Organisation decries lack of protection for airline data
The increasing threat of litigation against aviation professionals and organisations is forcing the International Civil Aviation Organisation to examine how it can counteract the resulting negative effects on safety.
Unless the international community can be persuaded to agree on a legal approach that respects the purpose for which safety data is collected, systems for monitoring airlines' safety will be compromised, with confidential reporting systems killed off completely, says the organisation's flight safety co-ordinator, Dan Maurino.
The International Federation of Airline Pilots Associations and the International Federation of Air Traffic Controllers Associations say the situation causes their members heightened professional stress, stemming from the evidence that unintentional mistakes have frequently led to the criminal prosecution of pilots and controllers even if the courts have subsequently found them not guilty or a conviction has later been quashed on appeal.
ICAO's standards for accident investigations state their sole purpose is to establish a cause and a future remedy, not to establish guilt or innocence of the parties to it. The problem is that the legal systems in many ICAO treaty signatory states use facts from the report and, without establishing legal proof of guilt independently, advance prosecutions on the basis of it.

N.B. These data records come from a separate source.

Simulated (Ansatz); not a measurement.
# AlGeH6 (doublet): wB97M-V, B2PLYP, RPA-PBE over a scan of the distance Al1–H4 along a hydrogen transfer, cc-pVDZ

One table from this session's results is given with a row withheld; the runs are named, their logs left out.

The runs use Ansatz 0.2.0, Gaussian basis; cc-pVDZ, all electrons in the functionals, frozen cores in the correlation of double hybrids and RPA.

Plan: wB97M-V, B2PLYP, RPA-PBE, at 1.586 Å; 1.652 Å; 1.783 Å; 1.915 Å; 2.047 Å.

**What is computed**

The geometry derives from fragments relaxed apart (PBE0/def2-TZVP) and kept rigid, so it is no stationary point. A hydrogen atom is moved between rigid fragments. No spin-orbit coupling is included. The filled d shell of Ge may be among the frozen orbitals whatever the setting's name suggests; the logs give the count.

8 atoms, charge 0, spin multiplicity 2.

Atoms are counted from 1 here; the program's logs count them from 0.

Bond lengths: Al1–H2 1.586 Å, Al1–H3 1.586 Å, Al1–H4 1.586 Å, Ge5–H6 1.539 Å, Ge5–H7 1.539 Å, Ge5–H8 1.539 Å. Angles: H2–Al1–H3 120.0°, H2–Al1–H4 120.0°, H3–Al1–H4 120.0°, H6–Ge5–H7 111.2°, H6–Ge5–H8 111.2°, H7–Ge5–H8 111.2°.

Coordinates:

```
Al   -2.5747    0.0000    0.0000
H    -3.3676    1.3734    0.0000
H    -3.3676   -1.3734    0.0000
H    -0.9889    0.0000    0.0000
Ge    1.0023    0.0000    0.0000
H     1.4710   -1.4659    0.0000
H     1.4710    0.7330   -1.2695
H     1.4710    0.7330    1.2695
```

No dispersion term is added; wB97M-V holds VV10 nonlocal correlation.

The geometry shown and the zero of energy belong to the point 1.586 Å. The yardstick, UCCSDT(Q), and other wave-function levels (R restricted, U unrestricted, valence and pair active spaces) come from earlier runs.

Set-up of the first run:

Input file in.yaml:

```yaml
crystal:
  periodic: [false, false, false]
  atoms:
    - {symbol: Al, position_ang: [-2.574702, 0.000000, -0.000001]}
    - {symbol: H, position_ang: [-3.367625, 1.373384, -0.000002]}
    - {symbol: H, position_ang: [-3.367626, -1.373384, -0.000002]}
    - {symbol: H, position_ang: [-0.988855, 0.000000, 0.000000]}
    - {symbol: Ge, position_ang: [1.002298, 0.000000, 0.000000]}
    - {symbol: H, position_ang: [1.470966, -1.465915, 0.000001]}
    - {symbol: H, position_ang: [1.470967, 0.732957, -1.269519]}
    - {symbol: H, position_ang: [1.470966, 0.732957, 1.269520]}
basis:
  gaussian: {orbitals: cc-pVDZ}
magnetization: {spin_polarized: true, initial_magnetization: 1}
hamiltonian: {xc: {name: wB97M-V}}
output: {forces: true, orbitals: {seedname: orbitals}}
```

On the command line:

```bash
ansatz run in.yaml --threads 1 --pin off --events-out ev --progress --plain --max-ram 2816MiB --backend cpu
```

One concern is that information derived from increasingly used modern flight-data monitoring and internal reporting systems – intended purely to benefit safety by enabling operations quality control – cannot be adequately protected under existing laws and treaties.
If an incident occurs, lawyers with unfettered access to operations data can use it in lieu of collecting evidence on the incident under investigation.
Speaking at last week's Flight Safety Foundation European aviation safety seminar in Warsaw, Poland, Maurino said he hopes that recommendations for action will be on the agenda for the assembly in 2007.
IFATCA president Marc Baumgartner says the whole industry needs to unite to form a sufficiently powerful lobby group to gain political recognition of the issue as having a powerfully negative influence on safety, as well as being inherently unjust.